Oh little house in Manchester / How still we see thee lie

Earlier today, as I was drafting the entry entitled,

“An Englishman is beheaded in his front yard. The world is silent,”

that line about how the world is silent in the aftermath of Patrick McGee’s murder kept bringing to my mind the beautiful Christmas carol, “O Little Town of Bethlehem,” (play melody), written in the 1860s by Phillips Brooks and Lewis H. Redner, about how the world was blessedly asleep and silent at the time of Christ’s birth. The hideously ironic thought came to me that the world’s reaction to Patrick McGee’s beheading outside his little house in Manchester is like the world’s reaction to Christ’s birth—the world sleeps in undisturbed silence. When Jesus was born, the world needed to be silent and asleep in order to receive him. But in our post-Christian, liberal world, we need to be silent and asleep in order not to react to the Muslim jihadists and sharia proponents whom we have permitted through our gates, because, if we’re not unconscious and silent, if we notice what has happened and talk about it, we will have to react to it, we will have to do something about it. Which would mean the end of the liberal belief that all humanity is just like us and that evil, enemies, and the unassimilable don’t exist. And this is true even if, as I pointed out in the previous entry, the murderer in this case turns out not to be a Muslim, because the motivation for the silence surrounding this extraordinary crime is still the need to suppress the truth about Islam.

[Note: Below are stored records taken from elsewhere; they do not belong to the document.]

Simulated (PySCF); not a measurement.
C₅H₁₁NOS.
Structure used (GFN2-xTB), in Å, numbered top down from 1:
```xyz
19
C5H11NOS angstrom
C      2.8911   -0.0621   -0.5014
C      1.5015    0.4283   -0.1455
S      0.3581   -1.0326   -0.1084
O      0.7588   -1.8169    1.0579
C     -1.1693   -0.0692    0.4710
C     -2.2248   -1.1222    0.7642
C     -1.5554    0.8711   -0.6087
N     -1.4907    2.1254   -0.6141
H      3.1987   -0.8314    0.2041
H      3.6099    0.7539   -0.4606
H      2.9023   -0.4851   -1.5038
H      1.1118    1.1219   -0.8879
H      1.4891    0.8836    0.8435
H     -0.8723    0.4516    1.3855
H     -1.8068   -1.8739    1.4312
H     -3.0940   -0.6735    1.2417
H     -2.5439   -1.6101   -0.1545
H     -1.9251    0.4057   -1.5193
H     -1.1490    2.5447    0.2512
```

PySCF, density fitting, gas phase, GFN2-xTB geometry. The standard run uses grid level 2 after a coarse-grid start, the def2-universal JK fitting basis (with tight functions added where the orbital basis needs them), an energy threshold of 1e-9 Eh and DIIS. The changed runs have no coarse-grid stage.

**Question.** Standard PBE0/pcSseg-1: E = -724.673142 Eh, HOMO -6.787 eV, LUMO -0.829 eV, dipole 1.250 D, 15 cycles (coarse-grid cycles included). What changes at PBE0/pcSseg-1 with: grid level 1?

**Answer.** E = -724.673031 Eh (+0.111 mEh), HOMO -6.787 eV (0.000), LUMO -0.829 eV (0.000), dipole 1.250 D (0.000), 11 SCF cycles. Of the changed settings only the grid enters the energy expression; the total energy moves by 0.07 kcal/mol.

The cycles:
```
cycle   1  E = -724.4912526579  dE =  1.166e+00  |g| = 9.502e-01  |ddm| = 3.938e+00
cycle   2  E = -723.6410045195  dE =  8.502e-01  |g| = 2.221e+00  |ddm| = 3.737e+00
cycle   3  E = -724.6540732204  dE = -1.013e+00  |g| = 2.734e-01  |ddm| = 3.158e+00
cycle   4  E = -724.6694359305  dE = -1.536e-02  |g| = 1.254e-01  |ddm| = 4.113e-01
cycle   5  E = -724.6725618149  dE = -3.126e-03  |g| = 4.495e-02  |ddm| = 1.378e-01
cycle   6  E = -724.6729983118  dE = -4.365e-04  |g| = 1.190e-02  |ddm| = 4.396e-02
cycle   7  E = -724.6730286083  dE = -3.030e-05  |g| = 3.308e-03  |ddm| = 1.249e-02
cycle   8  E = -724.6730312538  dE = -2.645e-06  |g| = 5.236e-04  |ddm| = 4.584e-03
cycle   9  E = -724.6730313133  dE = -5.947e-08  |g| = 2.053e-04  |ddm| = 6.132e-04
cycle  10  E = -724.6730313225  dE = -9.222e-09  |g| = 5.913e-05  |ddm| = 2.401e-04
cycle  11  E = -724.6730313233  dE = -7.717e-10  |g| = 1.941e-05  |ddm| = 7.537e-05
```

It’s a further example of how liberalism is the perversion of Christianity. In the Christian world, humanity silently, in a state of unperturbed peace, receives the Christ, like the shepherds abiding by their flock at night. In the liberal world, liberal humanity silently, in a state of unperturbed peace, allows its members to be slaughtered like sheep. In the true, spiritual sleep of “Oh Little Town of Bethlehem,” we welcome into the world the God-man and his promise of eternal life. In our false, liberal sleep, we welcome into our society the unrelenting enemies whose unswerving aim is to kill us and subjugate us in this life, and to deliver us in the next life to the eternal tortures promised to those who reject Allah.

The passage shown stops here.